ITD improves and automates supporting systems to strengthen Data Center

In the winter of 2015, a plan began to form that provided a more robust support infrastructure to ITD's Data Center. Although the Data Center had its share of protections and provisions, the systems that fed into it — namely power and water — were aging, insufficient and poorly supervised. The Data Center was frequently exposed to downtime, and eliminating even one unscheduled Data Center crash was calculated at a savings of nearly $3.8 million by industry standards.

These calculations, from ETS Infrastructure Manager Pete Palacios, account for damage to mission critical data, impact of downtime on organizational productivity, damage to equipment, legal, regulatory repercussions, and lost confidence and trust amongst key stakeholders.

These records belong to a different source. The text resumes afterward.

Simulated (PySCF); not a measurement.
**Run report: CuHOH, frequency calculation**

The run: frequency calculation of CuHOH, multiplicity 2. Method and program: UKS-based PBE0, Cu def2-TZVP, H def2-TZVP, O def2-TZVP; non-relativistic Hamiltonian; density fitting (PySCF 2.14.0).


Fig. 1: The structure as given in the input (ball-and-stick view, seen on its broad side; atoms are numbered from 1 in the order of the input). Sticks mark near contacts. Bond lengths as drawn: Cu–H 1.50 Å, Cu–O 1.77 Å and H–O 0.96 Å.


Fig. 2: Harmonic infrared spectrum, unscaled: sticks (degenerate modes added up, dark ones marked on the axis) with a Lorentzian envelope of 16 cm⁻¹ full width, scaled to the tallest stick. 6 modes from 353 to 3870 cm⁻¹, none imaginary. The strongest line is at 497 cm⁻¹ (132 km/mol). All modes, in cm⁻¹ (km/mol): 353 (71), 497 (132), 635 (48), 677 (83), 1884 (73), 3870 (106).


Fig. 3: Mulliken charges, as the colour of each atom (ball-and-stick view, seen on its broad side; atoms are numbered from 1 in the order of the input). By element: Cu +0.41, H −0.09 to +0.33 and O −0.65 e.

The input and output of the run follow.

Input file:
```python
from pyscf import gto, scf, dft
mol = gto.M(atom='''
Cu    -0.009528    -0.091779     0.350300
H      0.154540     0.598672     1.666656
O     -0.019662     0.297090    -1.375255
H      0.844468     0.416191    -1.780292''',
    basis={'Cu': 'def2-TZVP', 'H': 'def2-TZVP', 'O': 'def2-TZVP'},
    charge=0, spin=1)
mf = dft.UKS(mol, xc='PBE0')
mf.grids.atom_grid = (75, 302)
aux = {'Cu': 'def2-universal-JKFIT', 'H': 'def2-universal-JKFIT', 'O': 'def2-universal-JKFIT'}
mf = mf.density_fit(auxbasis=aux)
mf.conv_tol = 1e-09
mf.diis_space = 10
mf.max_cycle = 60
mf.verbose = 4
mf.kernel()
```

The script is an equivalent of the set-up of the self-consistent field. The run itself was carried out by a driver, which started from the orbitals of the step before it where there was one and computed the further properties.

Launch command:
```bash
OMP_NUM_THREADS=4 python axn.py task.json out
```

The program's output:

What began as a simple plan to "make it better" turned into a series of improvements that drastically improved the dependability of the infrastructure, and in turn, the Data Center. In a collaborative effort with the Building Services Team and Enterprise Technology Services, work was scheduled and implemented to provide the improvements needed with minimal impact to the user community.

According to Palacios, the series of improvements includes:

Alarm-point improvements – In an environment where minutes count, we wanted to place our alarm connections as near to the initial point of failure as possible. Setting an alarm on the cooling water supply rather than the room temperature provided notification 30-40 minutes before the system point of failure.

Real-time notification – Communication improvement was critical. In the areas that we had pull communication (requires the end user to go get the information), we made efforts to upgrade or modify to push communications (system pushed notification to the end user via email, text or visual). In the critical areas that we needed to guarantee a response, we added an interactive communication system (system that requires a response from the end user). These improvements were accomplished mostly by simple system changes to the current Building Automation System (BAS) and the addition of an offsite monitoring service for critical alarm points.

Prevention and Recovery – We examined the support infrastructure through two lenses — prevention and recovery. For prevention, we asked "is it possible to eliminate or reduce the susceptibility to failure?" For recovery, in the areas that we have redundancy, "can we initiate the recovery process utilizing the BAS?"

Trend data – Finally, we don't know what we don't measure. Utilizing the systems currently in place, we have compiled trend data to measure the overall health of the system as a whole. City and generator power quality, water temperatures, humidity, periodic maintenance records, and recorded alarms measuring will provide critical information for the short-term and long-term health of the Data Center

Palacios said the process was initiated over 18 months ago.

"During the last 12 months, we experienced 10 independent events that historically would have placed us at a significantly elevated risk for a critical event," Palacios explained.

"In an industry driven by data, strengthening our access and bolstering our safeguards is just good business sense," he added.


Published 09-02-16